Peace be with you, my Friends! This is a busy time for many of us with holiday preparations and plans for the New Year. I have been extremely busy myself. Yesterday, December 4th, was the Feast Day of Saint Barbara, a saint to whom I am very close and whom I often invoke when performing spiritual work for myself and others.
Saint Barbara was martyred at the hands of her own father.
According to legend, Barbara was a young martyr who lived during the third century AD under the reign of the Roman emperor Diocletian, a notorious persecutor of Christians. Little is known about her life and various accounts place her birth, life and martyrdom in various locations as far apart as Northern Italy and Armenia. What we do know is that from the very early Middle Ages, there has existed a devotion to this powerful virgin, martyr saint and there is no denying her powerful intercession.
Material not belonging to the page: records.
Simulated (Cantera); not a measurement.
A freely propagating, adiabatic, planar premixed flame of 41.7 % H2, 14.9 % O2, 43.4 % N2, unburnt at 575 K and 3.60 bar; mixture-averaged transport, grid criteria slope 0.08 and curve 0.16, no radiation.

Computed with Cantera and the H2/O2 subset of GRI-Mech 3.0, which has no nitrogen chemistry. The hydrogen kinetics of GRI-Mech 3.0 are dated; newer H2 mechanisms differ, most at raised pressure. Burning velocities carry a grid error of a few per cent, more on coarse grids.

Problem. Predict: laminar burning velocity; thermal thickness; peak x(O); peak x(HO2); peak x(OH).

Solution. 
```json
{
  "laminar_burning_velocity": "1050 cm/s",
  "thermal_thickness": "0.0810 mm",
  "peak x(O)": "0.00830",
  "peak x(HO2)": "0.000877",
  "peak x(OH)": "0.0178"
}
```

Barbara was the daughter of a powerful Pagan chieftain named Dioscuros who had a fierce hatred of Christians. Barbara began to associate with local Christians who taught her about Jesus and His message of peace, love, hope, charity and eternal life. In secret, she accepted the faith and was baptized. Upon hearing of his daughter’s conversion, Disocuros was enraged and ordered that she be imprisoned in a tower until she returned to her Pagan roots. While imprisoned, Barbara held tightly to the Christian faith and even converted her father’s workers and asked them to build three windows into the tower representing the Holy Trinity-The Father, the Son and the Holy Spirit. This was the final offense for Dioscuros and he sentenced his daughter to death, himself carrying out the sentence taking a sword to her neck.
As Barbara was martyred at the hands of her own father, a lightning bolt came down from heaven striking Dioscorus dead on the spot. That is why Barbara became associated with thunder and lightning and throughout the centuries has been invoked for protection during storms. In fact, in the Spanish language there is an old saying often recited when lightning strikes,
“Santa Bárbara bendita en el cielo estás escrita con papel y agua bendita,”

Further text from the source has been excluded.